Solr Anti-patterns — Part1

MalBot · November 2, 2021, 9:10am

An anti-pattern is a common response to a recurring problem that is usually ineffective and risks being highly counterproductive.

This is the first post in a series describing Solr anti-patterns to be avoided for better performance and stability of solr clusters.

Image by David Zydd from Pixabay

The most common anti-patterns are:

1. Deep pagination

In Solr, the basic paginated searching is supported using the start and rows parameters, but performance issues can occur in Solr with Deep Paging.

Using very large values for the start or rows parameters can be very inefficient. Deep Pagination, not only requires Solr to compute (and sort) in memory all the matching documents that should be fetched for the current page, but also all of the documents that would have appeared on previous pages.

Solution: Use a cursor query to avoid the limitations of high start and row parameters. Cursor queries are designed and recommended for deep pagination. There are few constraints using cursor queries to be aware of.

2. Explicit commits and optimize

Sending explicit commit requests from client applications should be avoided as it can severely impact the performance of your clusters.

Running an optimize will remove all of the deleted documents from your index and will create a single segment. This operation will create segments much larger than the maximum considered for future merges and you’ll have to perform this operation routinely. This is a very heavy-weight operation that doubles the index size during its execution and basically rebuilds the index again.

Solution: Solr provides IgnoreCommitOptimizeUpdateProcessorFactory, which will ignore all explicit commits/optimize .This change can be done in solrconfig.xml.

3. SFPSGH on fields without docValues or on a large result set

SFPSGH -> Sort/Facet/Pivot/Stats/Group/Highlight

If you run SFPSGH query on a field without docValues, then Solr can not make use of the OS cache and will have to load the whole index for that field into the JVM (Java virtual machine). This will cause Solr nodes to go OutOfMemory if the index for that field is more than the JVM heap allocated to Solr.

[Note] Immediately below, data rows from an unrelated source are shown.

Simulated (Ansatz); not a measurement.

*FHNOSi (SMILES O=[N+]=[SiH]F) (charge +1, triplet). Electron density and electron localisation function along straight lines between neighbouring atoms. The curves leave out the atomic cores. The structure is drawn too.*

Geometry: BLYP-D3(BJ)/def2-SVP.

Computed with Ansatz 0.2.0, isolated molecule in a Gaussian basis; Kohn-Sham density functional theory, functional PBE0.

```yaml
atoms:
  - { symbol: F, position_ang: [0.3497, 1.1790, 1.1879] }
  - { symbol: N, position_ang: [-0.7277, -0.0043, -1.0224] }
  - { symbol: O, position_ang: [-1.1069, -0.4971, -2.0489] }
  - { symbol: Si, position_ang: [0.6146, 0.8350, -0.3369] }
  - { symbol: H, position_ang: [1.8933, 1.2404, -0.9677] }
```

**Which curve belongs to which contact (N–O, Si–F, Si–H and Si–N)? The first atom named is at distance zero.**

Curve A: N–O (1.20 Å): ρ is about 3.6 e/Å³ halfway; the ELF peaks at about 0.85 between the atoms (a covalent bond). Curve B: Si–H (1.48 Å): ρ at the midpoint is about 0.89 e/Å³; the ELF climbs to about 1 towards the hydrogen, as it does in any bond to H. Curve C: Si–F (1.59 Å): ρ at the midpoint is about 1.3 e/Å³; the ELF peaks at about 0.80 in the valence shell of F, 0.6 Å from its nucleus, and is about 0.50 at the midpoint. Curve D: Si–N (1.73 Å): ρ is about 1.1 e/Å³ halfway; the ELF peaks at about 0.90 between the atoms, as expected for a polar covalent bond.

Even if Solr does not go OutOfMemory, FieldCache does not get pushed out of the Solr JVM but stays forever until the Solr nodes are restarted or you reload the collection.

Solution: Enable docValues (docValue=true) for the fields and Narrow down the query result set where you have to perform SFPSGH operations.

Note: Do not enable docValues for all fields. DocValues have a performance penalty on the write side and will cause your ingestion to slow down if you have enabled it on a lot of fields. Also, changing docValue requires reindexing of documents.

4. Unlimited faceting

You need to be careful about setting appropriate facet.limit parameters for your queries. This is particularly true if you set your facet.limit=-1 on a field with many unique values.

Solution: Try to restrict the number of result set for faceting, facet on docValue enabled fields, and use json facet API instead of old-style faceting.

5. Storing all fields in Solr

Search indexes are RAM-limited since they have to keep most of the index in memory. So unnecessary field storage cause performance problems or increases hardware costs.

Sometimes, there are fields that aren’t searched but need to be displayed in the search results. You accomplish that by setting the field attributes to stored=true and indexed=false.
storing fields increases the size of the index, and the larger the index, the slower the search.

Solution: Store and index fields that are needed as per business requirements.

6. Catch all field

The _text_ field with an entry like <copyField source=”*” dest=”_text_”/> in the managed schema is called catch-all field.

In some cases this can be enabled, in case the client does not know what fields may be searched, but be very careful while designing the pipeline for field type of catch-all field. In case you have synonym expansion or graph filter factories then the parsed query can explode and may result in out of memory issues, especially if you are using solr 7.x, See this bug report snippet :

https://issues.apache.org/jira/browse/SOLR-13336

For more details read here.

Solution: catch-all field significantly increases your index size. If you don’t need it, consider removing the field and corresponding copyField directive.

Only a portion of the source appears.